Thursday, 6 June 2013

Reflecting on my Cycle to Work purchase.

It four years since I purchased my Dawes Super Galaxy using the Cycle-to-Work scheme. It was an expensive purchase for a commuter bike, but I wanted to own a quality bike for the first time in my life and dreamed of doing some cycle touring. A self-justifying cycle buyer once told me that you would ride a quality bike more. They were right.

Never before have I worn a bike out so quickly. I'm on my second set of tyres; I've just installed a third set of brake pads; whilst doing that I noticed the back wheel rim is down to the wear-limit; I checked the chain and she needs her third; and now the bottom bracket has just stiffened and I shall replace it.

I've probably ridden the Galaxy about 3000km a year, mostly to work and back, sometimes taking the long way in summer as extra fitness training, and usually direct through winter.

The Galaxy has only been on two cycle camping tours so far, but they were epic, Wales bottom to top over three mountain ranges, and another week long trip through Normandy. I only ever had rear panniers and all that static weight was on the back wheel. Being able to take that weight, she's also done me proud on many supermarket shopping trips.  Throughout, the wheels have never broken a spoke and stayed true. Whoever built that wheel I salute you.

She came with 32mm Schwalbe Marathon tyres (not the 'plus' model) and punctures are extremely rare. I can only recall fixing a flat at the side of the road once.  Out near Lode I was riding with headphones when I noticed the beat of the music I was listening to had gone out of time. Removing headphones I realised I'd been cycling with an arrow-head flint stuck in the tyre and with every revolution it was being hammered into the tyre, for how long I don't know.  Every other deflation was slow and only noticed after I'd parked up at my destination.

This was my first bike with 'drops'.  At first I couldn't use those damn things, being far too low for comfort but after about a year of stretching and being incentivised by seeming endless Fenland headwinds and I cracked it.

I am often reminded in pub conversations that my Dawes Super Galaxy came with a pipe and slippers as mandatory accessories. Aye, she has that image, but she is no slouch.  I'll give any carbon road biker a crack on the commute home, I've got nothing to loose, and if I do, I get fitter.  I've since discovered Strava and set many of my personal bests on the tourer, even though I now own a road bike. It's about being out there, just riding, and making the most of an opportunistic tail wind.

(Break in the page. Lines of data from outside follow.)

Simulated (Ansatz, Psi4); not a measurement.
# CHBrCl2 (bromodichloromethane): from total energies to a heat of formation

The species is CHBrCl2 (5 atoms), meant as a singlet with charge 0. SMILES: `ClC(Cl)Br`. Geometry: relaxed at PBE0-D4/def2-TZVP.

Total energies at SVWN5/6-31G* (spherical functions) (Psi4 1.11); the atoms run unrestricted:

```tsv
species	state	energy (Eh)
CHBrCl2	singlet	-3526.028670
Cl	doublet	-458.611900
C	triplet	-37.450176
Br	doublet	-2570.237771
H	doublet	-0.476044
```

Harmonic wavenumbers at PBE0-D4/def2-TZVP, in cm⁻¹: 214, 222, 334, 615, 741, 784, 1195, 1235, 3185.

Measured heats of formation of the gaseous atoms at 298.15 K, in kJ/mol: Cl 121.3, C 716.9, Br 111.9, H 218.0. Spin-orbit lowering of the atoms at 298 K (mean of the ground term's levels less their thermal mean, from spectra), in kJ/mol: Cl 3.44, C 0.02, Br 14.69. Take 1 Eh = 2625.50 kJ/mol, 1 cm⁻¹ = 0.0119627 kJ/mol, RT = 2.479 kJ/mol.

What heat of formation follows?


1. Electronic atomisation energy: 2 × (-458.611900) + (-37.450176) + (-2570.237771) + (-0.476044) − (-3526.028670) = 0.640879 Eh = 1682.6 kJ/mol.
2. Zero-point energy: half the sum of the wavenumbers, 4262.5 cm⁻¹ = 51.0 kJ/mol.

Since last summer, I've been putting 25mm slicks on instead of the puncture proof 32mm tyres and the have made her slightly faster, not quite as quick as a road bike, but maybe that's because I'm always riding with a pannier causing extra wind resistance.  I've since bought a cheap second hand alu-frame-carbon-forked road bike that's measurably faster but somewhere after 3 hours of riding my back aches and I'm read to chuck it in a hedge and walk home.  I can and have ridden the Dawes for 8 hours without trouble.  One day I'll try a lightweight carbon road bike, but for now I shall resist. I have a plan to attempt a 100 mile road ride, and I'll go for it on the comfy Dawes.

Many carbon enthusiasts own a winter-hack bike. I just keep riding the Dawes all year round. I love mudguards, keeping all that winter crud away from you, and besides, it rains in summer too. Even if the roads are just wet, the road bike stays in, and out comes the Dawes. No day is a brown stripe day for me.

Off-road the Dawes can take the punishment a bumpy track can dish out.  To be honest, I wouldn't swap my full suspension mountain bike in these conditions, modern suspension is just so comfy, but if you ride Sustrans routes, you'll know that there are plenty of smoothish gravel tracks and sometimes worse, surfaces bad enough that I would not risk my tender road bike spokes on.  The ability to ride the Dawes pretty much anywhere is a bonus, even if I wouldn't plan it.

To be honest, I ride the Dawes like it was an audax bike most of the time. It's slightly heavy but with so few local hills it doesn't normally matter.

The Dawes Super Galaxy is quite an all-rounder. I still love riding it and that's why she'll be getting a whole load of new parts. There's plenty of life left in the ol' Super-Gal yet.

1 comment:

  1. Paul Verbinnen13 June 2013 at 13:40

    Excellent love story! There's something about a bike that really gets under your skin. I still ride my Geoff Wiles, bought in 1986 and handbuilt for me (although I was taller in those days). Or, I ride my utility bike, basket & panniers and just about every accessory that can add unnecessary weight!! Look forward to seeing you around Cambridge.